Supermarket Sales Report

Using Python, MySQL, and Microsoft Power BI

Data Source: https://www.kaggle.com/datasets/aungpyaeap/supermarket-sales/

Introduction

This Supermarket Sales Report portfolio aims to demonstrate the ability to utilize Python, MySQL, and Microsoft Power BI to draw meaningful insight from the given data set.

Importing Data



To analyze and query data contained within files such as .txt, .csv, .xlsx, or other common formats, import the dataset into a MySQL database. Begin by establishing a new schema and creating an appropriately named table. Ensure that each column name and corresponding datatype is aligned with the structure of the provided dataset. To import the data, use the 'Table Data Import Wizard' accessible via a right-click on the main schema. The import process will be successful if the datatypes in the table match with that dataset. If any discrepancies are encountered, check the error log and alter the table before reattempting the import. Once imported, verify the data by executing `SELECT * FROM schema.table;`.

Python Analysis

The right image illustrates a straightforward instance of Python's capability to streamline database queries. In the provided example, a for loop with the numpy library is employed to efficiently verify the accuracy of 'cogs' and 'Total'. 

Furthermore, Python can be utilized to manipulate the MySQL database directly. The example demonstrated uses an if statement to remove the 'gross income' column should it be found identical to the 'Tax 5%' column. Upon code execution and subsequent inspection of the MySQL database, it can be observed that the 'gross income' column has been successfully dropped.

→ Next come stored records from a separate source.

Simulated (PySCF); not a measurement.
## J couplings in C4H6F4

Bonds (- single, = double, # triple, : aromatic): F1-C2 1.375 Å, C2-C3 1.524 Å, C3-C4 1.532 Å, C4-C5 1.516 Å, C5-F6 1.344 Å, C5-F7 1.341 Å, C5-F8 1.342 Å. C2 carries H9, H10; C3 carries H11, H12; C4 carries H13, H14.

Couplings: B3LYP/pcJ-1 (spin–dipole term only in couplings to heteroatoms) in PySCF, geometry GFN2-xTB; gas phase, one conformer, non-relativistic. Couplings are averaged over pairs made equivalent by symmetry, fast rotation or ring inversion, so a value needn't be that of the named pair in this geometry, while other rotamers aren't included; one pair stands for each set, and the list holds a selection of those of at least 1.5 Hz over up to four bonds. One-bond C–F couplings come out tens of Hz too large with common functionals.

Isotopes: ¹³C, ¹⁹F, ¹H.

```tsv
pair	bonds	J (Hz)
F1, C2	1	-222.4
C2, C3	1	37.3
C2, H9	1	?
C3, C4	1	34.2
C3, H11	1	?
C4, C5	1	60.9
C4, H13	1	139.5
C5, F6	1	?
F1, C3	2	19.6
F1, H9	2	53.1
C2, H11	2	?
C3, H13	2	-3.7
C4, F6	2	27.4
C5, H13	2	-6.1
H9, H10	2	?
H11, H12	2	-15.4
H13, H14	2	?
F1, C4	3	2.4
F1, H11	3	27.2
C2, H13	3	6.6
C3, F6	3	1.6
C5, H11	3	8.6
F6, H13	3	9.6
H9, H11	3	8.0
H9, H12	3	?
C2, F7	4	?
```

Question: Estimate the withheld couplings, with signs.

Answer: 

The Python module mysql.connector and the scientific library numpy (referred to as np) should be installed if not already present, using the commands `pip install mysql-connector-python` and `pip install numpy`, respectively. Python serves as a powerful tool for analyzing SQL data while preserving database integrity, reducing the risk of unintended modifications or alterations. Scientific libraries such as numpy and pandas are particularly useful for such analytical tasks, offering extensive functionality for complex operations on datasets.

Data Visualization



Upon completion of data manipulation in Python and the corresponding database adjustments within MySQL, the dataset may be transferred to Microsoft Power BI for advanced analysis and visualization. Power BI facilitates additional functionalities, such as merging diverse tables or models, which is comparatively difficult to do in MySQL or Python. For instance, Power BI streamlines processes like organizing total sales figures from Monday to Sunday by generating an extra column, a task that is cumbersome in MySQL and Python environments.

Drawing an Insight



The charts presented in the Data Visualization section offer several insights, including that products within the Health and Beauty category generate the lowest total sales and that female customers outspend male customers in aggregate. By examining the chart specific to female customers, it can be observed that females purchase fewer Health and Beauty items than males. This discrepancy may suggest a negative correlation between sales of Health and Beauty products and overall revenue generated by female customers. After drawing a hypothesis from the initial findings, further statistical analysis can be conducted using Python or other statistical software.